Move away from my main content line in Spring Boot series, I want to insert this topic between the main content. Why? Because this IDE is quite new for me to use when I code Java. I faced a lot of problem with setting up the IDE and spent a lot of time to familiarize with the tool. The IDE I’ve been talking about is Visual Code. If you’ve ever heard about Visual Studio from Microsoft, yeah Visual Code is released by Microsoft as Open Source project.

Once, I was a C# developer. I used Visual Studio for everything. I found it heavy on my laptop. Then a few months ago, I started to explore Java. I used Eclipse most of the time. Without me realizing, my laptop couldn’t handle it. Eclipse is very heavy and made my laptop stopped working.

Then a few weeks ago, my colleague introduced me to this Visual Code IDE. This IDE is a lightweight IDE. And yeah. It was light and simple. You install what you need only. The interface is very.. hollow… Not much to see.

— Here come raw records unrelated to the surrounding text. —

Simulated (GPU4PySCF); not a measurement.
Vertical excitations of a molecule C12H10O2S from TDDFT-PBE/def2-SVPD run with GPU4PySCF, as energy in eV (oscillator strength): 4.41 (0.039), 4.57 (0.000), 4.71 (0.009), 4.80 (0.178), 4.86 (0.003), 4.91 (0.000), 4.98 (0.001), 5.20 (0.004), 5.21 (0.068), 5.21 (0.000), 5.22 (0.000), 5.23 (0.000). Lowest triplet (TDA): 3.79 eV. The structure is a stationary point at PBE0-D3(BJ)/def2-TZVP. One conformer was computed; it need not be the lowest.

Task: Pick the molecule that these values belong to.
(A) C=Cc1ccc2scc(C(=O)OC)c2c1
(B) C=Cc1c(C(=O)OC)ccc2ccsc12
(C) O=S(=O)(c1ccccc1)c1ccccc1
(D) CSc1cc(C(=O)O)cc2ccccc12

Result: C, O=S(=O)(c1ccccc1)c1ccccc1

What is the difference between VS Code and VS Community Edition

Both are free. But one is a complete IDE, and others is a lightweight IDE. Actually community edition is not a complete version one, but at least it gives all the basic of what developers need. All the settings are there. However, VS Code needs your experience to just setup the IDE. The concept of VS Code is extension-based IDE tools. I spent a day to familiarize with this extension concept of IDE. You only install extension you need. That is why this IDE is lighter than its predecessor.

VS Code has less interface menu. Most of the menu are hidden. You can execute any instruction using terminal.

Getting Started

To grasp easily how to use VSCode, I will give an example how I create a new SpringBoot Project using VSCode

  1. Download and install the Visual Code.
  2. Install the Spring Boot Extension Pack from Extension menu

 

  1. To create new Spring Boot project, you have to run Spring Initializr from Command Palette
  2. You may open Command Palette from View -> Command Palette, or shortcut key (ctrl+shift+P)
  3. Type Spring Initializr.
  4. Choose either generate Gradle project or Maven project. I will choose Gradle
  5. Just follow the step to complete the palette wizard.
  6. Fill your group id (e.g com.example)
  7. Input your artifact ID, or the name of your project
  8. Specify Spring Boot Version. I choose 2.1.3, the recent one and stable one.
  9. Pick your dependencies by clicking it. And click enter when complete.
  10. Voila! you are ready to code!

 

GUI 101

After generate a new Spring Boot project, you will see following interface.

The most left navigation bar is the basic icon and all extension that you’ve added. From Top to Bottom: Explorer, Search, Source Control, Debug, Extensions, Test, Docker and Gitlab (see the figure above).

Explorer

If you add Spring Boot Extension, you may see the Spring Boot Dashboard at the bottom group. Here you can run the service you’ve created by right click and choose Start to start the service. Sometimes you need to wait for the server appeared. It takes time to load everything I guess.

Usually whenever you create new project, you have 2 choices: either display it in separate window or add to current working workspace.

Workspace is the term for your working space folder 😀 you can put all projects together under the same workspace, so it is easy to view it when the project is correlated each other. If you don’t save the workspace, you might lose this view. You have to save it before closing the IDE. Then load the workspace whenever you want to work again with it on the next day.

Terminal

This is important window to get familiar with. Honestly, when I was using Eclipse, everything can be executed using GUI. But not in VS Code. I need time to find the right command instruction to execute something.

VS Code has own navigation menu for Terminal. You may open the new terminal from there. You also are able to choose which terminal to use. In Windows, you have 3 options: CMD Terminal, Powershell and Git Bash. Open the command palette (shift+ctrl+P), type Terminal: Select Default Shell.

Conclusion

My verdict as per I wrote this article is I like this tools because of its light. Much lighter than my eclipse. I can use command-based terminal to execute instruction. Well, like I said, this IDE doesn’t have much interface menu. Most of the menu is executed by command prompt. That is why we need at least familiarity with terminal.

Convenience to use when developing microservice-based application. Since you need to run a lot of services at the same time, I need most of CPU allocated for my service. Not my IDE.